Lan: Before I was pregnant I didn’t like chocolate or anything of that sort. I’m a weird baker [laughs]. Then I got pregnant and nutella, chocolate, it became my favorite – oh my gosh, I have to have them everyday [laughs]. Whenever I made them at bake club, Rose Lychee is our best seller.

Jack: Rose Lychee is definitely our best seller. They battle each other. Pistachio.

Lan: I like Coffee the most. Nutella.

Jack: Coffee, Nutella, Green Tea, Black Sesame. They kind of rotate.

Lan: In Earl Grey we use a White Chocolate infused with a tea, so that one’s a little extra special.

Jack: I like the Salted Caramel, myself. We make the Caramel in house so I really like that. We taste the flavors every day. It’s usually Salted Carmel or Pistachio where I eat the whole thing.

man looking at cup

Explore: Both Mac Lab and Ming’s have rave reviews online. What do you think it is about your businesses that draws people in?

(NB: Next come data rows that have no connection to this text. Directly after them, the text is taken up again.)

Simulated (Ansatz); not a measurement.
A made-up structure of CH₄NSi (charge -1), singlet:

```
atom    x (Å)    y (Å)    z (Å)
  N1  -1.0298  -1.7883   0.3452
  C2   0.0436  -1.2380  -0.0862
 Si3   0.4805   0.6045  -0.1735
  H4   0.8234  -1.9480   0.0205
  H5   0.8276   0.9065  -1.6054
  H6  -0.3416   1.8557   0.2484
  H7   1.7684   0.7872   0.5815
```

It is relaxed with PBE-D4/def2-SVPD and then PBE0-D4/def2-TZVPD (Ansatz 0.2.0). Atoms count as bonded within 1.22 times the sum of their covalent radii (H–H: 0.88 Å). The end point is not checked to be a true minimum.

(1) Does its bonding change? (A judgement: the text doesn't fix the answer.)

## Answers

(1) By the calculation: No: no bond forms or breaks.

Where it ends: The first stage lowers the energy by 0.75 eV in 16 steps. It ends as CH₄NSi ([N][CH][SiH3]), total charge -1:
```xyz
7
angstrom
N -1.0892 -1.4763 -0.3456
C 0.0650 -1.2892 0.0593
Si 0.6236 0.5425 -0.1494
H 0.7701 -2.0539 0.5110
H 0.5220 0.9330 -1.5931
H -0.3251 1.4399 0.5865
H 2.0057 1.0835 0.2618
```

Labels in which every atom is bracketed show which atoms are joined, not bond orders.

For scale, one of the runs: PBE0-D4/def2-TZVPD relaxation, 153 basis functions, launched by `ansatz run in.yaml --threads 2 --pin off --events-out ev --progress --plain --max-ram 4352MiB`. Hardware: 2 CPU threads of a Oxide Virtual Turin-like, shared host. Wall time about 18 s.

Lan: With Mac Lab, I think when we scale it down to this intimate space, we are able to communicate with the customer on a more personal level. We try to keep the space very carefree, not too cluttered. I think when people come in here, they can feel inspired to work on their laptops.

Jack: Yes we have people stay here for 6-8 hours working, the whole day. A lot of people like studying here.

Lan: I think people can taste the authenticity and the love that we put into our products. We don’t have a mass menu like other bakeries.

Mac Lab 7

“I think people can taste the authenticity and the love that we put into our products.”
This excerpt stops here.